TSB-A-24(2)I
Income Tax
April 18, 2024
Advisory Opinion TSB-A-24(2)I
The Department of Taxation and Finance received a Petition for Advisory Opinion from [ REDACTED ]. Petitioner asks whether a payment he received from his former employer is tax-exempt retirement income.
We conclude that the payment is tax-exempt retirement income.
Facts
Petitioner was employed by the City University of New York (CUNY) between May 2014 and May 2015. He opted to enroll in the Optional Retirement Program (the “Program”), which is a qualified employee benefit plan. His individual account was administered and maintained by TIAA-CREF. Petitioner contributed a percentage of his salary each pay period to his account. The contributions were excluded from his federal adjusted gross income but were added back by Petitioner to compute his New York adjusted gross income for tax years 2014 and 2015. Petitioner ceased being an employee of CUNY before he could vest in the Program. In September 2018, Petitioner requested that CUNY return the contributions. CUNY thereafter returned the contributions with accumulated earnings to Petitioner.
Analysis
The New York taxable income of a resident individual is the individual’s New York adjusted gross income (NYAGI) less allowable New York deductions and New York exemptions. Tax Law § 611(a). The NYAGI of a resident individual is the individual’s federal adjusted gross income (FAGI) with certain modifications. Tax Law § 612. In general, pension payments to public employees may be eligible for tax-exempt treatment and may be subtracted from FAGI. Tax Law § 612(c)(3). Likewise, pension payments up to twenty-thousand dollars to non-public employees who have attained the age of fifty-nine and one-half may be eligible for tax-exempt treatment and may be subtracted from FAGI. Tax Law § 612(c)(3-a).
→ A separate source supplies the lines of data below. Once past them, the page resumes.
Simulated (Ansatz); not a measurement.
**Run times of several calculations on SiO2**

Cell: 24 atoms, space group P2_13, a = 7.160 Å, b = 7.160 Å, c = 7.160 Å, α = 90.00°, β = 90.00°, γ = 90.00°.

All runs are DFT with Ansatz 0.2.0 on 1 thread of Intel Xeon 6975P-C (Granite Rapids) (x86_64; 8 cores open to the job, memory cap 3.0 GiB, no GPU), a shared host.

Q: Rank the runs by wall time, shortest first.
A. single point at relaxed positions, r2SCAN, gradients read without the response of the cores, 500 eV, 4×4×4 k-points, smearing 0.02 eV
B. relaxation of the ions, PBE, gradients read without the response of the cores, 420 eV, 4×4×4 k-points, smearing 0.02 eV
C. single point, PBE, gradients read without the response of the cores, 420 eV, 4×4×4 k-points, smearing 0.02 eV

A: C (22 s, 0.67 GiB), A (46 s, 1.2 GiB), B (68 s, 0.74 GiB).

Under Tax Law § 612(c)(3) and 20 NYCRR 112.3(c)(1), pension and other retirement benefits paid to a public officer or public employee (or the beneficiary of a deceased public officer or employee) of New York State, its political subdivisions or agencies qualify if the benefits are included in federal gross income, relate to service performed as public officers or public employees, and all or a portion of the benefits are actually contributed to by New York State or its political subdivisions or agencies. 20 NYCRR 112.3(c)(1)(i)(a). In addition, distributions paid in a taxable year prior to retirement to public officers or public employees that represent a return of contributions to the applicable public retirement program will qualify for the exemption. 20 NYCRR 112.3(c)(1)(ii). Where a New York State employee leaves state service prior to vesting in the New York State Employee’s Retirement System, the contributions made by or on behalf of such employee, as well as any investment earnings thereon, qualify for the exemption and should be subtracted in determining the employee’s NYAGI. 20 NYCRR 112.3(c)(1)(iii), Example 2.
Here, Petitioner included the contributions to the Program in the computation of his NYAGI pursuant to Tax Law § 612(b)(26). Petitioner left CUNY service prior to vesting in the Program and received a payment representing a return of the contributions with accumulated earnings thereon. As set out in the regulations above, this payment qualifies for tax-exempt treatment. Therefore, the payment may be subtracted from federal adjusted gross income to compute petitioner’s NYAGI.
Dated: April 18, 2024
Brian J. McCann
Principal Attorney
Note: An Advisory Opinion is issued at the request of a person or entity. It is limited to the facts set forth therein and is binding on the Department only with respect to the person or entity to whom it is issued and only if the person or entity fully and accurately describes all relevant facts. An Advisory Opinion is based on the law, regulations, and Department policies in effect as of the date the Opinion is issued or for the specific time period at issue in the Opinion. The information provided in this document does not cover every situation and is not intended to replace the law or change its meaning.